What i want to know is, where are the Christians who will say, "it is our God-given duty to support our President, who was elected by the will of God," when the president is Mr. Obama instead of Mr. Bush?  Did God abandon us when Mr. Obama was elected?  

Now, frankly, i'm very unhappy with the things going on in this country.  I don't appreciate the idea that "we get the leaders we deserve because we elect them."  First off, i have only ONE vote.  Second, the people do NOT elect their president.  Go look it up.  We have an electoral college who does the voting for us.  Supposedly they go by the will of the people, but that means that if 51% of the vote for an entire state goes to one candidate, ALL the votes of that state go to the one candidate.  And, not many folks are aware, but the electoral college does not have go to by the 51%, although they usually do.  Some states have laws that require them to follow the will of the people, but most do not.  Maine & Nebraska are the only states that have the option to "split their votes" & to date have not done so.  

Many folks believe we live in a democracy.  We do not.  We live in a "democratic republic," meaning that some things are done by election (Congress) but most things (the president, bills/laws) are not.  

I personally think we should go to straight democracy for electing a president.  I think that we should not be pulling "party lines" when electing our representatives but looking at the voting record for incumbents & other issues for new folks running for election.  I think it should be much easier to get an independent into office, congress or president, than it is currently.  

But i'm tired of hearing fear-mongering about Mr. Obama.  Please.  If you have the belief system that everything is ordained & predestined by God (that is not my belief system) then how is it that all this fear is occurring?  How could these things be happening outside the will of God?  

Fear is not part of who we are called to be as Christians.  Fear is not where we should be when voting.  Fear is not good in policy-making.  My favorite quote by Ben Franklin is:  "They who can give up essential liberty to obtain a little temporary safety, deserve neither liberty nor safety."  If you give into fear trying to gain safety, liberty will always lose.  

Sorry for the political rant, but i'm utterly fed up with some of the email i continue to receive.  
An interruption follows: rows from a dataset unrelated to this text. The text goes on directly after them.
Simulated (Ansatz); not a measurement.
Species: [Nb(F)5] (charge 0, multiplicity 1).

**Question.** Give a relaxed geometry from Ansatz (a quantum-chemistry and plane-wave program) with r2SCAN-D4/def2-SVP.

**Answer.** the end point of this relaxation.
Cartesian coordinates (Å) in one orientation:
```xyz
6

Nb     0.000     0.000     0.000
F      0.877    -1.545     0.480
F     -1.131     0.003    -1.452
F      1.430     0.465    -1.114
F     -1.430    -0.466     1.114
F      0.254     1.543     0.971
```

The UTI is better, if i continue to take most of the items i listed before.  If i miss a dose i'm in pain again.  

We chose not do to any church today.  Looking forward to attending St. James for the Wednesday noon service.  :)



toto said...

The National Popular Vote bill would guarantee the Presidency to the candidate who receives the most popular votes in all 50 states (and DC).

Every vote, everywhere, would be politically relevant and equal in presidential elections. It would no longer matter who won a state. Candidates would need to care about voters across the nation, not just undecided voters in a handful of swing states.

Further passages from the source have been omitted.